How to get last 2 nodes previous specific node?

Question

This is my xml:

<Line>
    <Item>
     <Id>1</Id>
     <Name>A</Name>
     <Unit>AA</Unit>
     <Value>5</Value>
    </Item>
</Line>
<Line>
    <Item>
     <Id>2</Id>
     <Name>B</Name>
     <Unit>Test</Unit>
     <Value>5</Value>
    </Item>
</Line>
<Line>
    <Item>
     <Id>3</Id>
     <Name>C</Name>
     <Unit>AA</Unit>
     <Value>5</Value>
    </Item>
</Line>
<Line>
    <Item>
     <Id>4</Id>
     <Name>D</Name>
     <Unit>AA</Unit>
     <Value>5</Value>
    </Item>
</Line>
<Line>
    <Item>
     <Id>5</Id>
     <Name>E</Name>
     <Unit>AA</Unit>
      <Value>5</Value>
    </Item>
</Line>

How to get all nodes which are at first and second position after nodes with Unit= Test. In this case, node with Id= 2 have Unit = Test so I want to display nodes with Id = 3 and Id = 4. Thanks

Answer 1

The expression you want is this...

<xsl:copy-of select="//Line[Item/Unit='Test']/following-sibling::Line[position() &lt;= 2]" />

This will work regardless of what the current node is.

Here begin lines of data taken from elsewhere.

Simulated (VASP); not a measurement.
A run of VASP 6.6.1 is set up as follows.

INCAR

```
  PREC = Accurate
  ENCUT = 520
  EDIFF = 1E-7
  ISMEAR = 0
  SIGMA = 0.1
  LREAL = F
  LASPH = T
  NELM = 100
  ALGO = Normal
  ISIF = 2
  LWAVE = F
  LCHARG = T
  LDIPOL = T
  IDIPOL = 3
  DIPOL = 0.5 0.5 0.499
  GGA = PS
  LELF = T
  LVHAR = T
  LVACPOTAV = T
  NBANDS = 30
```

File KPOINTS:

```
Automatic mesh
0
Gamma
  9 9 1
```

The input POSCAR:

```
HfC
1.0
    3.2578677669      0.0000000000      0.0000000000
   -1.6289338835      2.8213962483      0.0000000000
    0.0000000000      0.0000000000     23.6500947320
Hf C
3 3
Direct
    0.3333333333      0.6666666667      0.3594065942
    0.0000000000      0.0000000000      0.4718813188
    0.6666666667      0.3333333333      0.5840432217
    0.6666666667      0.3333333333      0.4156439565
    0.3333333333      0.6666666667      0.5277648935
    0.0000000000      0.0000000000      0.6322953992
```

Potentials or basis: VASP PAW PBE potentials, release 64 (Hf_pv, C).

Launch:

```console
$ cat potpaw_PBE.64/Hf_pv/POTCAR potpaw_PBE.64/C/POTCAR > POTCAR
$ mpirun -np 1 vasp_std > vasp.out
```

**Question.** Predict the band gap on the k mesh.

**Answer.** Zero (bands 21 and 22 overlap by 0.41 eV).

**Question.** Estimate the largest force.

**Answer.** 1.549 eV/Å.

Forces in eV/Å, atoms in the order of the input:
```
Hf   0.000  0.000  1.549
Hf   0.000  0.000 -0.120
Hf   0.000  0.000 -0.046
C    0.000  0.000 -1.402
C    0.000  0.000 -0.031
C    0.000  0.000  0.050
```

Alternatively, you could split it out in to templates. For example

<xsl:template match="/*">
  <xsl:apply-templates select="//Line[Item/Unit='Test']" />
</xsl:template>

<xsl:template match="Line">
  <xsl:copy-of select="following-sibling::Line[position() &lt;= 2]" />
</xsl:template>  

If you want to get all nodes except 3 and 4, try this expression instead

<xsl:copy-of select="//Line[not(preceding-sibling::Line[position() &lt;= 2][Item/Unit = 'Test'])]" />